By Staff | May 18, 2016

A groundbreaking ceremony, including hard hats and shovels, was held Monday, May 9, to kick off The Community House renovation project. MEGHAN MCCOY

Eight years ago Marge Meek decided to become a board member for the Sanibel Community Association under one condition – that the Community House would be remodeled.

On Monday, May 9, many SCA members gathered for a brief groundbreaking ceremony that included hard hats and shovels to kick off the restoration project that has a tentative completion date of November this year. The Community House closed its doors Saturday, May 7 for the project. As individuals drive by the historic home, they will begin seeing plants and trees moved before the building undergoes a transformation.

“We are now going into the next generation and growing the Community House as a gathering place,” Meek said the afternoon of the groundbreaking.

Curtis Appleton Perry, who was the brainchild of the Sanibel Community Association, visited every home on the island to begin the project of building the Community House. Sam Woodring provided money, and Frank Bailey organized various materials for the building. Cordelia Nutt donated the land for the project and construction began in 1927, the same year it opened for business.

In 1967 the first major addition was added, the middle room, and in October 1979, the main hall was boosted to accommodate 500 visitors.

Meek took on the responsibility of kicking the renovation process into gear because she knew the building needed multiple improvements. A strategic plan was formed that included “remembering the past” of the building that began serving Sanibel and Captiva in 1927. An architect was hired and a plan was put together of what they wanted to accomplish.

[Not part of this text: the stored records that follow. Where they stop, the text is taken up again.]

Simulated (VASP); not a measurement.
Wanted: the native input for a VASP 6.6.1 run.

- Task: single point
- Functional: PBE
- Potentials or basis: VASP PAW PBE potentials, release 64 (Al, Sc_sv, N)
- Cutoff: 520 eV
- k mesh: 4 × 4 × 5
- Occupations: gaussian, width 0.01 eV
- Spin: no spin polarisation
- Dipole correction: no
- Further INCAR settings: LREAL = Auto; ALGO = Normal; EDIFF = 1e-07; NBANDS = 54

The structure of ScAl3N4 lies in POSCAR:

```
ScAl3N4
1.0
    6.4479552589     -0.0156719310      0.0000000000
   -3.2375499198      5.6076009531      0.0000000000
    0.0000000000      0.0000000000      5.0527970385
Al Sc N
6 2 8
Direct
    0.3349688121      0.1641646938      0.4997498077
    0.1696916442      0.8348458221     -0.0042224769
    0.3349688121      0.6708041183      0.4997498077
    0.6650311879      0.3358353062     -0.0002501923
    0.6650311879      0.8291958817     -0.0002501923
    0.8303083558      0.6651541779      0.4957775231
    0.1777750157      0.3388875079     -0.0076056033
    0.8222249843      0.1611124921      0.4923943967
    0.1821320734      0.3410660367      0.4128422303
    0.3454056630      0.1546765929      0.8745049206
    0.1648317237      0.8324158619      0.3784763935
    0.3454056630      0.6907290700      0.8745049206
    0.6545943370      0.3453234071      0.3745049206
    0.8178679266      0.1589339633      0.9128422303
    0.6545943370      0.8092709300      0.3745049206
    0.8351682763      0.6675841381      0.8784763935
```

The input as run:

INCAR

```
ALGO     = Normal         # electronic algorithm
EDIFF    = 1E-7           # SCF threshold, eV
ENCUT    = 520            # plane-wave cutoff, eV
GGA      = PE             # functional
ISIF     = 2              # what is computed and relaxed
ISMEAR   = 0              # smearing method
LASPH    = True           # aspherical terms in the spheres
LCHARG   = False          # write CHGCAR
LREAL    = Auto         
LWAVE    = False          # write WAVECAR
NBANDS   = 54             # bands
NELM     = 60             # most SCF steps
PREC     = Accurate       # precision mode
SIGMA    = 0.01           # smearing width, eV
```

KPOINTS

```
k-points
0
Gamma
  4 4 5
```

When the designs were drafted for The Community House, such professionals were sought for IT, security, landscape, lighting, acoustic and architects to ensure the house would include the best of what is available today.

Meek said she began working with Mark Anderson of Benchmark General Contractors eight years ago; services all free of charge.

“I appreciate everything he did,” she said, adding that there are numerous others that have given their time for free when they most needed it during the process.

New SCA board members were also chosen to help the process build some momentum.

The next stage was brainstorming ways to raise funds for what turned into a $3 million restoration campaign in November 2015. Approximately 90 percent of their goal has been reached in four months, thanks to the generosity of more than 1,200 donors.

Meek put together an event many years ago, “Dancing with Island Stars,” that ran for three consecutive years. Meek said she worked with Ted Roepke with Tech Tronics, who was a tremendous help, for the event. All of the money generated from those events was put aside for the restoration project, which ultimately paid for the architect and permits.

The popular potluck get-togethers also began this past year to embrace “looking into the past and what brought the community together.” The monthly potlucks, which encouraged individuals to bring a dish for six to share, as well as a featured guest speaker, turned into the formation of a Kitchen Guild, now 80 members strong.

With the popularity of the potluck dinners, “Cooking with the Island Stars” was born raising $162,000, which went towards the kitchen’s remodeling portion of the project. The brand new kitchen, which has a price tag of $300,000, will be more than 900 square feet providing enough room for three chefs to cook at the same time.

Meek said since the kitchen is the flagship of The Community House, when it reopens later this year, they will begin offering children and couple classes, as well as chef courses. In addition, a garden will become part of the Community House grounds, due to one of the potluck speakers, Steve Cucura, owner of FruitSCapes, is working with Meek to put together a collection of trees and shrubs that would produce items they could use.

Meek said in an effort to plant for the future, they are also using a hydroponic technique to provide a “farm to table” service. She said it’s about helping the community incorporate the “farm to table” concept while pushing them in a healthier direction.

A video was produced that shared the history of how The Community House began, which Nicole McHale, who was also instrumental in raising funds for the project, said Debbie Gleason helped in making banners and promoting the video encouraging the community to watch. McHale said the video was shown at the Sanibel Public Library, the Sanctuary Golf Club, Island Cinema, Captiva Civic Association and the Sanibel Historical Museum and Village.

Once the project is completed it will include a new interior floor plan eliminating the solid wall between the middle room and the auditorium. The solid wall will be replaced with a flexible wall that can be included, or eliminated, depending on what the space will be used for.

The project will also include a covered entrance way without steps entering the building into a much larger lobby. The renovation also includes larger office space, larger bathrooms and a brand new conference room.

Meek said the renovation will take the Community House from 9,000 to 13,000 square feet.

The Sanibel Community House is the “birthplace of the city, heartbeat of its people.”